Other than being very different, my past three blog posts have been broadly the same. Primarily, they all explored what good leaders looked like. The different angles on ideas, communication, and coordination were secondary to that; they wouldn’t be structured that way if they didn’t help me explore what good leadership looked like.
If I’d just chosen to explore these three ideas for their own sake, and if this blog wasn’t about how leaders can build societies fit for the 21st century, then the end product would have been very different, and, I suspect, worse. What ties everything together is exploring what good leaders look like; this is the importance of the North Star.
The point of this post is to say that everything is better when there is a North Star. Back in January I created (or at least redefined!) the phrase ‘coordination totem’. These metaphorical totems clarify the mission that everything in a team focused on achieving. They should also encourage people to collaborate, who self-select to coordination totems that energise them.
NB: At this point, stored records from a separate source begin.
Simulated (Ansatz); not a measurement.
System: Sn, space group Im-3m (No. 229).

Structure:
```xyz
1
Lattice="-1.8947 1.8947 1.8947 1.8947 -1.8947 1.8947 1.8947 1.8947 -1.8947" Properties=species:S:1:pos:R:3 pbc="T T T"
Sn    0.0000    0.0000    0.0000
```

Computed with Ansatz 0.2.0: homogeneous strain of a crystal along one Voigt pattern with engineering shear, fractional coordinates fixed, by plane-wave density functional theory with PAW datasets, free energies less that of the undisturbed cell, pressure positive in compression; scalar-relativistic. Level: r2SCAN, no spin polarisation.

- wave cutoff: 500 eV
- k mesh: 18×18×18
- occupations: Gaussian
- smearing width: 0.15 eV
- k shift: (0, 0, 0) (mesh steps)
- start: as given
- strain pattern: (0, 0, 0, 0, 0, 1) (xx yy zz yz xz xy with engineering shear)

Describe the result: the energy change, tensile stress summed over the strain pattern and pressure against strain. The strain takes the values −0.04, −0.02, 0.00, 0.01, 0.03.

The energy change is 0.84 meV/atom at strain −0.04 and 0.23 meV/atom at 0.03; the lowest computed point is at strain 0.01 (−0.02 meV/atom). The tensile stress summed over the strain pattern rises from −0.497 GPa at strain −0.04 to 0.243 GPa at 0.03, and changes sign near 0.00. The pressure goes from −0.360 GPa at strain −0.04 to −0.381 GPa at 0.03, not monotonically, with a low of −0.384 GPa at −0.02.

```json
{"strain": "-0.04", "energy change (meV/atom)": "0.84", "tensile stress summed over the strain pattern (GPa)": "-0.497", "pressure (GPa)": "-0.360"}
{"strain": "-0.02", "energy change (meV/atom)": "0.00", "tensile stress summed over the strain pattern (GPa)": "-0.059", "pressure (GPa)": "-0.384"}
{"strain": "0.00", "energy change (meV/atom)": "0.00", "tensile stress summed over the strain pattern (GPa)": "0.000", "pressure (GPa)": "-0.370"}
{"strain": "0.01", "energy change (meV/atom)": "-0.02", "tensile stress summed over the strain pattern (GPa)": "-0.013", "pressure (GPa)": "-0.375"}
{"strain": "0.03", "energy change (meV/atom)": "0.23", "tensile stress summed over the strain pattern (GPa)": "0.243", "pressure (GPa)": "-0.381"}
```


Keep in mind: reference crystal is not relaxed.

North Stars are useful at the intra-personal (i.e. your personal mission(s)) and interpersonal levels.
On the internal side, they help you consciously and subconsciously align everything that you do under achieving your goals. I was speaking to a very successful serial entrepreneur a few weeks ago who told me that whenever he starts a new company, he writes a press release that he wants to send out for when he sells it. Something like: “[Company name] is being bought by [Acquirer] for £xxx m/billion. [Company name] is the marketing leading organisation for X, with Y many users and revenues of £xxx m/billion.” The main reason, he says, is that it orientates every decision towards making that mock press release a reality.
There are many incredibly smart undergrads at Oxford, mostly highly talented and effective, but rarely with an internal North Star about the things that matter to them in their lives. I met them, and as far as I’ve seen it’s the same outside the university campus too, probably more so. What this combination is a recipe for is time spent floating around doing lots of cool things, but at the same time doing nothing. This is a recipe for regret until a North Star makes it make sense.
Yet a North star is even more powerful when it is shared by a group of people. That’s because in addition to that impact above, coordination totems make it much easier for teams to, well, coordinate their energy and skills. Beyond coordinating the activities of an individual, totems are really there to coordinate the activities of a team. Humanity is awe-inspiring when people are aligned around the same totemic mission.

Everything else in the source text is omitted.